Data flow visualization¶
flowchart LR
CPU --> L1
L1 --> L2
L2 --> L3
L3 --> RAM
If the requested data is found in L1, the access completes immediately.
If not, the hardware fetches the data from lower levels.
3. Cache Lines¶
Caches do not load individual bytes. Instead, they load blocks of memory called cache lines.
Typical cache line size:
64 bytes
When a program accesses a single byte, the entire 64-byte block containing that byte is loaded into cache.
Example¶
Suppose the program accesses:
address 100
The CPU loads the entire block:
64-byte block containing addresses 64–127
This means nearby data becomes available for free.
Visualization¶
flowchart LR
A[Memory block
64 bytes] --> B[Cache line]
B --> C[CPU access]
4. Locality of Reference¶
The memory hierarchy works because programs exhibit locality.

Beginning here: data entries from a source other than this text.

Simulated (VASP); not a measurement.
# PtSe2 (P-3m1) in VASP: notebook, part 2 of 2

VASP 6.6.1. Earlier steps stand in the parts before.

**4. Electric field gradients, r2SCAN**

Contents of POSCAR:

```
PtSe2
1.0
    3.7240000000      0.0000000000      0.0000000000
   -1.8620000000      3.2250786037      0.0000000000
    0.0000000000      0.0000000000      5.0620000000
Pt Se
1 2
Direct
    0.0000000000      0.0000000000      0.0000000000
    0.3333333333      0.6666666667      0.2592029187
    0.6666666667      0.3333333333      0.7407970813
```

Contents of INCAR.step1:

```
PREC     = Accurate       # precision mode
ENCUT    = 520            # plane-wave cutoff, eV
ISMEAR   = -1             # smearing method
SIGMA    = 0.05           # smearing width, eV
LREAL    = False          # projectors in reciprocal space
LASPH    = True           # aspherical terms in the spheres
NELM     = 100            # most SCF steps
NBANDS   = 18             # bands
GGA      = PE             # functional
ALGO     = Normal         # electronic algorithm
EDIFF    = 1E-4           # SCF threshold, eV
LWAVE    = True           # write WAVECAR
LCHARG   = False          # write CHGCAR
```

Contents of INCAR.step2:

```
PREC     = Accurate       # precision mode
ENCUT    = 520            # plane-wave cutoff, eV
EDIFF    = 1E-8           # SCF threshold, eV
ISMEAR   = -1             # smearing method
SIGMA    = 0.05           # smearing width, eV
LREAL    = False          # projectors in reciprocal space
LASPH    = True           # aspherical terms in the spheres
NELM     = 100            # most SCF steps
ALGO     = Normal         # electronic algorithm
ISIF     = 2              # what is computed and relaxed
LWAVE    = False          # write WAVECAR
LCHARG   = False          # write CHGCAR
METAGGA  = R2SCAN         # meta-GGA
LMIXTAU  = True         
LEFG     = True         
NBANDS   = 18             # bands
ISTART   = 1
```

Two important patterns appear in most programs.
Temporal locality¶
Recently accessed data is likely to be used again soon.
Example:
for i in range(1000):
total += x
The variable x is reused repeatedly.
Spatial locality¶
Data near recently accessed memory is likely to be accessed soon.
Example:
for i in range(len(arr)):
total += arr[i]
Array elements are stored next to each other.
Because cache lines load neighboring data, sequential access is very efficient.
Locality visualization¶
flowchart LR
A[Access memory] --> B[Nearby data loaded]
B --> C[Next accesses hit cache]
5. Why Sequential Access Is Fast¶
Consider an array of float64 values.
Each value uses:
8 bytes
Since cache lines are 64 bytes, each cache line contains:
8 float64 values
When one value is accessed, the other seven values are already loaded.
Therefore sequential access results in many cache hits.
Example¶
Access pattern:
arr[0], arr[1], arr[2], arr[3]
First access:
cache miss
Remaining accesses:
cache hits
Visualization¶
flowchart LR
A[arr[0]] --> B[load cache line]
B --> C[arr[1]]
B --> D[arr[2]]
B --> E[arr[3]]
6. Python Memory Layout¶
Python data structures often store objects indirectly, which affects memory performance.
Python integers¶
Each integer is a full Python object stored on the heap.
Example:
import sys
x = 42
print(sys.getsizeof(x))
Typical result:
28 bytes
This is much larger than a simple 4-byte or 8-byte integer.
Python lists¶
A list stores pointers to objects, not the objects themselves.
Example:
lst = [1, 2, 3]
Memory layout:
list → pointer → int object
This means elements are scattered throughout memory.
Visualization¶
flowchart LR
A[List] --> B[Pointer]
A --> C[Pointer]
A --> D[Pointer]
B --> E[Int object]
C --> F[Int object]
D --> G[Int object]
This layout results in poor spatial locality.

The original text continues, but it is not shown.